Louisiana's Polluted Waters on the Way to Recovery

A federal judge ordered the Environmental Protection Agency to stop the pollution that makes Louisiana waters unfishable and unswimmable.

Contacts

Eric Huber, Earthjustice Legal Defense Fund, 504-522-1394

In a decision delivered late on Friday, a federal judge has turned the tide on water pollution in Louisiana. Judge Mary Ann Lemmon of the U.S. District Court for the Eastern District of Louisiana, has ordered the Environmental Protection Agency (EPA) to stop the pollution that makes Louisiana waters unfishable and unswimmable. The final federal judgment comes three years after Earthjustice Legal Defense Fund filed a lawsuit on behalf of the Sierra Club and the Louisiana Environmental Action Network (LEAN) that demanded the EPA set limits on the pollution that winds up in state rivers, lakes, and bayous. EPA was forced to assume responsibility when the state of Louisiana refused to do so.

Environmentalists hailed the judge’s order. “Our lawsuit is a long overdue victory that will protect our waters for generations to come,” said Eric Huber, an attorney with Earthjustice Legal Defense Fund. “The Judge’s order brings a new day for Louisiana that sets a priority on restoring our waters by requiring changes in wastewater discharge permitting to achieve pollution limits.”

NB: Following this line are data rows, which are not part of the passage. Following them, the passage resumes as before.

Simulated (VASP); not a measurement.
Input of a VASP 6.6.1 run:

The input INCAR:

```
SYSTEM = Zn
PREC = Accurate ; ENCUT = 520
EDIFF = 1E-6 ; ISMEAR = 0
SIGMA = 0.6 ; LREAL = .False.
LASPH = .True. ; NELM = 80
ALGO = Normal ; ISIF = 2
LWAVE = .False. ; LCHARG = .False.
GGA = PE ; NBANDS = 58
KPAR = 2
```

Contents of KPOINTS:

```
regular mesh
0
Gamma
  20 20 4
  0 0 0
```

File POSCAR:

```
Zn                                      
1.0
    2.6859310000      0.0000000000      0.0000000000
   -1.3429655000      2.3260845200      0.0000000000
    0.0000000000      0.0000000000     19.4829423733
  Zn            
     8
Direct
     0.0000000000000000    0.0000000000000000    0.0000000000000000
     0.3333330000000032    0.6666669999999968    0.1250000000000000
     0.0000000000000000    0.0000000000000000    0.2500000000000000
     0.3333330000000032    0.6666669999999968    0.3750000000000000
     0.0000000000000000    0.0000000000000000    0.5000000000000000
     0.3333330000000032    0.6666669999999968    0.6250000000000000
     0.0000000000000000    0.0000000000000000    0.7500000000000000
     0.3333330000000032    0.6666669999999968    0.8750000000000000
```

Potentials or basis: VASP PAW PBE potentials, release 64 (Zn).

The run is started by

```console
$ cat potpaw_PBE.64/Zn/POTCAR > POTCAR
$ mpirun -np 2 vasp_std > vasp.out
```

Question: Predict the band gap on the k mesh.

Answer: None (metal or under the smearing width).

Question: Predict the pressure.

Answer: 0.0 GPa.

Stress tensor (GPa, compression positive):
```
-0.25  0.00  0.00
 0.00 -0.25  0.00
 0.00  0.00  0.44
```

The federal judgment establishes a schedule for the EPA to follow in setting pollution limits on Louisiana’s impaired waters. According to the judgment, polluted waterbodies in the coastal region are required to have pollution limits as early as December 31st of this year. In each of the next seven years pollution limits are to be established on a biasi-by-basin approach until all the waters are addressed. Each waterbody must meet its pollution limit no later than three years after the limits are set.

The judgment is based on a 1972 provision of the Clean Water Act that requires state environmental regulators to set water pollution limits by 1979. With over 250 segments of water bodies that fail to meet their designated use for fishing or swimming, the Louisiana Department of Environmental Quality has been resistant to setting water pollution limits, called total maximum daily loads (TMDLs). According to the law, the state’s failure to act triggers the EPA’s duty to step in to establish and implement the total maximum daily loads for impaired water bodies.

“The judge’s order sends a strong message to environmental regulators, who have been fighting their obligations under the law. No more business as usual. Every permitting decision, every analysis of water quality, must all ensure that our waters become fishable and swimmable,” said Huber, who has been successful in bringing similar lawsuits in Mississippi, Georgia, and Alabama.